I'm a chemical engineering student looking to go to med school. I took a year of calculus-based physics, but there is no lab co-req. The head of cme department said that because we take a couple advanced labs for our major, med schools look past the lack of physics lab. However my premed advisor isnt so sure of this. Do you know if med schools really look past these labs because the ones I will take go beyond those? or is this something that I would need to ask each and every med school I'm looking at?

Sidenote: I would just take these and not chance it, but it would mean I would be taking 4 credits of labs each semester=11 hours or lab! This doesn't really work well with the rigorous schedule of a cme as it is.

Thanks for any advice!

I'm a ChE major as well and kind of went through the same thing...

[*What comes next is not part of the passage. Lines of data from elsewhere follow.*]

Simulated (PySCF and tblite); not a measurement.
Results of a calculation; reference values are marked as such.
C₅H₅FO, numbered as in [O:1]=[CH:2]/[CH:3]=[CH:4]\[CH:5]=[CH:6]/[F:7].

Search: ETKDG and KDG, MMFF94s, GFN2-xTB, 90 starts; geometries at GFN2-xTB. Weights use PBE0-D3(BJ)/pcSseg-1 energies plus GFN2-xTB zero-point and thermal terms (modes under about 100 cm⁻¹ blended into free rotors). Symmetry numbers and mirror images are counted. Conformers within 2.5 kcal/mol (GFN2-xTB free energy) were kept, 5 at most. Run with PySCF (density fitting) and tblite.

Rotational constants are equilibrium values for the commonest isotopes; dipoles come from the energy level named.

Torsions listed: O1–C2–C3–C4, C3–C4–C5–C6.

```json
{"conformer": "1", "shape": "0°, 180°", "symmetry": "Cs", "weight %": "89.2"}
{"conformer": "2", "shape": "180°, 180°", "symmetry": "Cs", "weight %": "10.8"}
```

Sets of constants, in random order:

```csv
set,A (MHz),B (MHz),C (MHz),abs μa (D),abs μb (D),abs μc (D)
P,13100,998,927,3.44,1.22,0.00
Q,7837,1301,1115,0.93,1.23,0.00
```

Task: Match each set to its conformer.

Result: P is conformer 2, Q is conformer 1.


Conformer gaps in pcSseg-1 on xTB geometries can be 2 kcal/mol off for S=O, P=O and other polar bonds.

I wouldn't take the advice of your cme advisor. I know it might be a hassle, and I have no idea how difficult your school's physics courses are, but in my case, I took a one credit algebra-based physics lab. It was actually the easiest lab I've ever taken. It doesn't need to be an advanced course, just one where you come in everyday and get credit for measuring how fast objects fall and spin. You'll actually enjoy the simplicity of it compared to your seperations or biochem labs :).
 
I'm a ChE major as well and kind of went through the same thing...

I wouldn't take the advice of your cme advisor. I know it might be a hassle, and I have no idea how difficult your school's physics courses are, but in my case, I took a one credit algebra-based physics lab. It was actually the easiest lab I've ever taken. It doesn't need to be an advanced course, just one where you come in everyday and get credit for measuring how fast objects fall and spin. You'll actually enjoy the simplicity of it compared to your seperations or biochem labs :).


Thanks for the advice! The lab is actually an hour shorter than most of my labs, so it might not be too terrible to take an easy A.